Trading should be easy, but sometimes our brains make it tough. It's not our fault, evolution has hard-wired human beings to fail in the markets. Fear, greed, and other destructive emotions harass us into making poor decisions.
Most trading teachers will tell you to "run your winners and cut your losses early," and "banish fear and greed if you want to succeed." Great advice, but let's face it, it's about as useful as saying "if you want to quit smoking, stop putting cigarettes in your mouth". If only it was that easy!
Anyone who trades knows it can be hard to take a loss or to run a winner. That's because your brain is actively working against you when you trade. Fear and greed are two of its biggest weapons, and it won't hesitate to deploy them against your best efforts to turn a profit.
But what would happen if, instead of hampering your trading, your fear and greed worked foryou? What if you could harness their power and energy and use them for good? Trading would become stress-free, and bigger profits would follow.
In this groundbreaking new book, Harvey Walsh goes further than ever before in deconstructing the evolutionary developments and learned behaviours that have programmed us for failure in the markets. Armed with that information, he has developed a series of brain hacks - simple yet powerful tricks and techniques anyone can use to turn around their built-in disadvantages and use them to supercharge their trading.
Here's just some of what you'll discover when you read Brain Hacks For Traders:
- How to make your trading stress-free by subverting your fear-engine.

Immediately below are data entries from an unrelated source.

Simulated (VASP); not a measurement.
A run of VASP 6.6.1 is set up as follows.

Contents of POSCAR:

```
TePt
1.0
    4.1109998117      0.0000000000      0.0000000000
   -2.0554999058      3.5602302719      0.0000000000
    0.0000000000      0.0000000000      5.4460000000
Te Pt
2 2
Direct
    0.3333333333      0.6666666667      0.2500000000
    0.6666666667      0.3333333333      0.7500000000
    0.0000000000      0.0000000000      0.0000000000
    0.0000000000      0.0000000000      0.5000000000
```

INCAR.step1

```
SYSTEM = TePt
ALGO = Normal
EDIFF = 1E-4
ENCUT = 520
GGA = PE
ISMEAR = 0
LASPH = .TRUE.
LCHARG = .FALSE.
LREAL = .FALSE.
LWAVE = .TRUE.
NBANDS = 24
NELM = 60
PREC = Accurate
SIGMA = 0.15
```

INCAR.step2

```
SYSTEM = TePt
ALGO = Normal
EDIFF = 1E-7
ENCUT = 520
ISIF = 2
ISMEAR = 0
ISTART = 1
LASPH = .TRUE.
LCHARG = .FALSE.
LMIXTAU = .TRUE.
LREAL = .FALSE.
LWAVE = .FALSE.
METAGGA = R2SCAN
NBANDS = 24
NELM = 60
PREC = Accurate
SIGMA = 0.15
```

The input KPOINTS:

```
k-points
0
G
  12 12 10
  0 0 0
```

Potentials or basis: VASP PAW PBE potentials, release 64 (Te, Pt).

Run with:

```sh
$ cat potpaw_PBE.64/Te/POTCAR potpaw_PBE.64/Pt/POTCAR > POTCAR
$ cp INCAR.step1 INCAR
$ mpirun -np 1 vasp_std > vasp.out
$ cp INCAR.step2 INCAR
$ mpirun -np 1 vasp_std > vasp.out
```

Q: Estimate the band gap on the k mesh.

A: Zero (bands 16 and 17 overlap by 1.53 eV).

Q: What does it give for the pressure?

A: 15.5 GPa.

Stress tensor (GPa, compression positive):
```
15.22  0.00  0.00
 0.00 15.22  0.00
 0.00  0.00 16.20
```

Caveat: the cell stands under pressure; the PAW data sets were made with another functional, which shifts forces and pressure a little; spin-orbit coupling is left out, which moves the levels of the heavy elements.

- Ingenious brain hacks to boost your performance and profit by commandeering your inbuilt cognitive biases and heuristics.
- How to harness the awesome power of addiction and have it improve every single trade you take.
- A simple but smart tactic that will trick your mind into revealing what's really on a chart.
- What a racing driver's pants can teach us about human fallibility, and how that same weakness can become our saviour.
- How to slay the monsters that haunt every trader, and build an impenetrable shield against self-doubt.
- The one document every trader needs to improve their entry selection exponentially.
- What cheat-heuristics are, why they're good for you, and how to use them ethically.
- How trading less can mean you make more money.
- Five different ways to beat the boredom and keep yourself focussed. You can't profit from a trade you missed, so make sure you don't miss any.
Brain Hacks For Traders is perfect for traders working in any market and any time frame. Scalpers, day traders, and swing traders will all benefit. The techniques in the book apply to any instrument too, be it stocks, futures, forex, options, or commodities.
Give yourself an edge: hack your brain and take your trading and your profits to the next level. Because trading needn't be tough.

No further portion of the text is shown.